103 Cal. 536 | Cal. | 1894
This is an appeal by the defendant McChesney from an order denying his motion to set aside a decree' of foreclosure entered against him by default. His motion is not based upon section 473 of the Code of Civil Procedure; he does not ask to be allowed to answer to the merits; it was not made until more than a year after the rendition of the judgment.. It rests entirely upon the theory that the judgment is absolutely void, and could, therefore, be set aside at any time on motion.

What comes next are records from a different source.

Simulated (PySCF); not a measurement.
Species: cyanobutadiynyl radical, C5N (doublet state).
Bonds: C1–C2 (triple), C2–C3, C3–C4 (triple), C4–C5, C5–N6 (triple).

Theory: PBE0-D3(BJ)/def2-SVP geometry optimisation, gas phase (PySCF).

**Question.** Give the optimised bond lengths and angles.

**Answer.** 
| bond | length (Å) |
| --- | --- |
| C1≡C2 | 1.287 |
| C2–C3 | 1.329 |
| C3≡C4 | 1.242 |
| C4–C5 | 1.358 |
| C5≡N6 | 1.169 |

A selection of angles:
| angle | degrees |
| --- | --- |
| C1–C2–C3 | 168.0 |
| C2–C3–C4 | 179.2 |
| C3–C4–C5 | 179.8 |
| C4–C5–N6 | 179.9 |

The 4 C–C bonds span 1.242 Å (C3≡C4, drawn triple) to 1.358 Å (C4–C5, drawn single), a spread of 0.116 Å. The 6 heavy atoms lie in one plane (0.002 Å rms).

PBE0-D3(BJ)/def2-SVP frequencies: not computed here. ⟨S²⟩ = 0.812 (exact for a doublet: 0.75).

The order must be affirmed. The judgment is not void on its face. It contains a recital of due service, and there is nothing in the record inconsistent with such recital. .The previous direct statement in the affidavit that summons was published each week for two months between two named dates is not overcome and rendered valueless by the subsequent statement under a videlicit. The most that can be said about the affidavit is that it is ambiguous. That which follows a videlicit does not destroy that which precedes it; the general rule rather is that if repugnant to the preceding matter it will be rejected. (Brown v. Berry, 47 Ill. 177; 2 Abbott’s Law Dictionary, 447, 635.) Moreover, the court clearly had the right to allow in evidence the second affidavit, which cleared away any possible doubt which there might be about the meaning of the first. (See Herman v. Santee, ante, p. 519, decided August 13th by Department One of this court, and cases there cited.)
The order appealed from is affirmed.
De Haven, J., and Fitzgerald, J., concurred.